The story was quite simple and classic. Macbeth as delivered through classic Fairy Tale characters. It had elements throughout of intrigue, audience participation, cabaret and puzzle solving – all my favourite parts of immersive theatre. The action zips along nicely and the different scenes are well played. The space is complicated and the queuing between scenes was sometimes a little awkward. It also meant that sometimes the noise from one scene bled into the action of another which could be distracting.

My other question is on the burlesque element, which I am not convinced brought a lot to the show. I am never quite sure how I feel about burlesque. Is it simply a way of dressing up stripping as something more modern or is it empowering and sexy? And if it is, why aren’t men doing it? The dancers here were definitely powerful and danced brilliantly, so if burlesque is your thing then I am sure this added element would definitely enhance your experience.

Nic Kane Photography

What worked especially well was the layered experience of each room adding elements to the story. As the audience all saw these elements in different orders, it was well written that these never seemed confused or out of order. Someone who – for example – went into the forest at their first shot may have a very different understanding throughout than those of us who started at the gingerbread bar, but the different experiences enhanced rather than hindered the overall show.

This is a really fun experience. The food is an optional extra but it is genuinely delicious and definitely worth it. The performances were all superb with enough wit in their improvisation to show that the actors had done in-depth character thinking and understood what would normally be considered archetypes. For me the standout was Emily Essery as Red, but overall the quality was high and the thought that had gone into the show was obvious.

Review: Souvenir

Emma cast and guests 2.JPGStyle: Hyper-real, deeply intimate drama
Where: Various

Rating: 5/5 stars

Surprise parties are the worst aren’t they? They’re always either not a surprise or not particularly welcome. I’m such an event planner, no one will ever be able to throw me a surprise party as I plan literally every big event months in advance. So luckily this will never happen to me.

However, at Souvenir, I found myself attending a surprise 30th birthday party. Held by Richard (Damian Gildea) for his partner Anna (Sonya Cullingford) ably assisted by her best friend Margot (Bonnie Adair). It is fair to say, that by the end of the drama, Anna is not the only one in for a surprise.

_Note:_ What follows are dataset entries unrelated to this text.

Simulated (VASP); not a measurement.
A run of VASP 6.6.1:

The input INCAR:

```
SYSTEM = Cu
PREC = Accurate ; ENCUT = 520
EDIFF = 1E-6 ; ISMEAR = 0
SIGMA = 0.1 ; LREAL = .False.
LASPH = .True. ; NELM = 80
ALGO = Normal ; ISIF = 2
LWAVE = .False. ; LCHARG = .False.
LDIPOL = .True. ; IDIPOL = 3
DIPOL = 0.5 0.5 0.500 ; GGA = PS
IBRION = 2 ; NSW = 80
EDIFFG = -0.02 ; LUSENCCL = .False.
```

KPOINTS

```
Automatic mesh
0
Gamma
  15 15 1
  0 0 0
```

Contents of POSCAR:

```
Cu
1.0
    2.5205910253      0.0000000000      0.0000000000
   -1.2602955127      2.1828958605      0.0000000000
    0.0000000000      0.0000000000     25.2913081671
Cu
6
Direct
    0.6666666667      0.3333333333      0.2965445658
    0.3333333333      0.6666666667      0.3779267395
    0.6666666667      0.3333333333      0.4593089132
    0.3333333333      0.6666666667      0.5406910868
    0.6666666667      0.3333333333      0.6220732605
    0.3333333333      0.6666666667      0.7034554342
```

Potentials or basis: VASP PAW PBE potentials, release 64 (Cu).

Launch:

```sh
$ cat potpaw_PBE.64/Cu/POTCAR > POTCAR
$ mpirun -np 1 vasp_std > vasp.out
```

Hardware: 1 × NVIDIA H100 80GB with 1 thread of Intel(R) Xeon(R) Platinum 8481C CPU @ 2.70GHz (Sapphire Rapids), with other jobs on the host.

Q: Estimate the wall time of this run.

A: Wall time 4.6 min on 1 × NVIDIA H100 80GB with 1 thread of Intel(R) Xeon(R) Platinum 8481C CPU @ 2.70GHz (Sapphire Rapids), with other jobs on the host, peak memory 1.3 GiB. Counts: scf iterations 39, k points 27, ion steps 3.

Brought to you by the same people who made the superb Recollection this is a drama that plays again with our understanding of memories, how they make us who we are and how as we continue to curate them online, we may change how they behave offline.

This is a powerful and intense drama made even more so for the daring gambit of the fact that each performance is created in a punter’s home (reveal: on this occasion it was mine). You go to a real house, stand by their real stove and that makes the moving story of the party that becomes so much more, so much more real to you.

It’s an astonishing experience. One made more intimate by the detritus of a real person’s flat. Of watching the action take place while standing next to the stove. by watching things fall apart, knowing that that space has probably seen its own share of domestics, tears, recriminations.

This is a great experience and a moving piece of work that is daringly staged. I highly recommend going to a performance near you. And if there isn’t one – host one!

Preview: Bridge Command

fe1752e4-3eab-409e-9353-81c60b528862One of the nicest things about writing this blog is how much I have got to know some of the immersive theatre community. In particular, I have become an ardent admirer and fan of the work that comes out of Colab Factory.

In part, this is because the central cast and crew are just so bloody nice. In part, it’s because their shows are so well put together and thoughtful. But mostly, it’s because they combine these two factors into the centrally important, overriding element that makes immersive theatre work: they put the audience’s experience at the heart of what they do.

Writing a review without spoilers is tough enough. Writing a preview even harder. But I will do my best.

Last week I was privileged to spend an afternoon with the team as they blocked out, rehearsed and tested their latest adventure Bridge Command. Part computer game, part immersive spaceship simulation, this short family-oriented show gives the small (6 person) audience/crew the change to learn a set of computer-based roles and systems and make game-changing decisions.


The rehearsal process was fascinating as the actors both had to facilitate the action enough to ensure they were learning new things each time they ran through the scene but also remember that they were testing how usable the technology was for an audience facing it for the first time.

One thing that hadn’t occurred to me was that they have to rehearse for different types of audience. In this case from kids hyped up on sugar to drunken stag dos. Watching them do so was both revealing and fascinating and has made me vow to make sure my gin money is spent mostly after the performances from now on!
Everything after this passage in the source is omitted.